Re: [PATCH v2] kallsyms: Fix sleeping function called from invalid context when CONFIG_KALLSYMS_SELFTEST=y

From: Petr Mladek
Date: Tue Jan 10 2023 - 04:46:55 EST


On Tue 2023-01-10 12:05:20, Leizhen (ThunderTown) wrote:
>
>
> On 2023/1/9 21:40, Petr Mladek wrote:
> > On Wed 2022-12-28 09:45:11, Zhen Lei wrote:
> >> [T58] BUG: sleeping function called from invalid context at kernel/kallsyms.c:305
> >> The execution time of function kallsyms_on_each_match_symbol() is very
> >> short, about ten microseconds, the probability of this process being
> >> interrupted is very small. And even if it happens, we just have to try
> >> again.
> >>
> >> The execution time of function kallsyms_on_each_symbol() is very long,
> >> it takes tens of milliseconds, context switches is likely occur during
> >> this period. If the time obtained by task_cputime() is accurate, it is
> >> preferred. Otherwise, use local_clock() directly, and the time taken by
> >> irqs and high-priority tasks is not deducted because they are always
> >> running for a short time.
> >>
> >> --- a/kernel/kallsyms_selftest.c
> >> +++ b/kernel/kallsyms_selftest.c
> >> + /*
> >> + * The test thread has been bound to a fixed CPU in advance. If the
> >> + * number of irqs does not change, no new scheduling request will be
> >> + * generated. That is, the performance test process is atomic.
> >> + */
> >> + do {
> >> + nr_irqs = kstat_cpu_irqs_sum(cpu);
> >> + cond_resched();
> >> + t0 = local_clock();
> >> + kallsyms_on_each_match_symbol(match_symbol, stat.name, &stat);
> >> + t1 = local_clock();
> >> + } while (nr_irqs != kstat_cpu_irqs_sum(cpu));
> >
> > Huh, is this guaranteed to ever finish?
> >
> > What if there is a regression and kallsyms_on_each_match_symbol()
> > never finishes without rescheduling?
>
> The execution time of kallsyms_on_each_match_symbol() does not exceed 10 us.
> Assume that an interrupt is generated every 100 us(10000 interrupts are generated
> per second, it is very high). In this case, interrupts and high-priority tasks need
> to run for more than 90 us each time to cause the loop cannot exit normally.
> However, the CPU usage is 90+%, which is unreasonable.
>
> Function kallsyms_on_each_symbol() takes a long time, about 20 milliseconds, and
> I'm already using task_cputime().

IMHO, this is a wrong mind set.

After all, this tests a function that was optimized because it took to
long. The function even contains cond_resched() because it caused
problems. I know that kallsyms_on_each_match_symbol() is
faster because it searches only one module but still.
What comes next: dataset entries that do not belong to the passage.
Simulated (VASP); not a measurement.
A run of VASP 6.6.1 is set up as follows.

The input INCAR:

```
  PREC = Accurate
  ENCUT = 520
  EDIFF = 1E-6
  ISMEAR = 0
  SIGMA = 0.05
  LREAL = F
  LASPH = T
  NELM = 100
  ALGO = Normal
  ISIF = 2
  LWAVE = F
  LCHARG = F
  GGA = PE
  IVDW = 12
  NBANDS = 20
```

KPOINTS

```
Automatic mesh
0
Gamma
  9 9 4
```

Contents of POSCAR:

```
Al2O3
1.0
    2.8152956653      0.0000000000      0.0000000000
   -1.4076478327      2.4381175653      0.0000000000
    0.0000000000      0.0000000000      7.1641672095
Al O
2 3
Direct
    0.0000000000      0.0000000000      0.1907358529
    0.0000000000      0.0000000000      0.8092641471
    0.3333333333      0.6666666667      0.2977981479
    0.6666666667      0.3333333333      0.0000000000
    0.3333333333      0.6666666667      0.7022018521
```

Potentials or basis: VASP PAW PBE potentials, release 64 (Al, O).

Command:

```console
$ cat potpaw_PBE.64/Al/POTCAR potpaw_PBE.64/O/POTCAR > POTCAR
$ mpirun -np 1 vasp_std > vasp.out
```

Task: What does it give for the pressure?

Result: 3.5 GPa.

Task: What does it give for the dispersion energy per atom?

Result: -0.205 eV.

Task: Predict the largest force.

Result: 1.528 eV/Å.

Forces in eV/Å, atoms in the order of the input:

The cond_resched() called before taking t0 is just a horrible
non-reliable hack.

I have seen many problematic non-reliable tests that relayed
on timing. They just hooped for the best. I am sure that we could
do better.

> > This is yet another unreliable hack.
> >
> >
> > Use standard solution:
> >
> > I did the homework for you and checked how the "time" command
> > measures the time spend in the system. It actually uses more methods.
> >
> > One is times() syscall. It uses thread_group_cputime_adjusted(), see
> > do_sys_times() in kernel/sys.c
> >
> > Or it uses wait4() syscall to get struct rusage that provides this
> > information.
> >
> > Please, stop inventing crazy hacks, and use these standard methods.
> > If the "time" tool is enough for userspace performance tests
> > then it must be enough in this case as well.
>
> Okay, I'll study in depth, just worried about the different precision
> requirements.

If the problem is a timer precision then the solution would be
to repeat the operation more times or use better clock source.
It is actually a good practice to repeat the action more times
in performance tests because it helps to reduce noise.

Well, thread_group_cputime_adjusted() works with
struct task_cputime. It seems to store the time in nano-seconds,
see include/linux/sched/types.h. I might be wrong but I would expect
that it is accurate and precise enough.

> By the way, we still have to actively embrace new things.
>
> In fact, I've thought of another way, which is to measure nine times,
> sort in ascending order, and take the middle one. Based on probabilistic
> statistics, the intermediate results are reliable.
> >
> > Or remove this test:
> >
> > Seriously, what is the value of this test?
> > Is anyone going to use it at all in the future?
>
> There's really someone interested in performance data.
> https://lkml.org/lkml/2022/12/15/134

I know. But this code had very bad performance for years
and nobody cared. I am not sure if anyone would care
about the info printed by this selftest.

I am not sure if it is worth the effort. We have already
spent quite some time with attempts to make it usable
and are still not there.

Best Regards,
Petr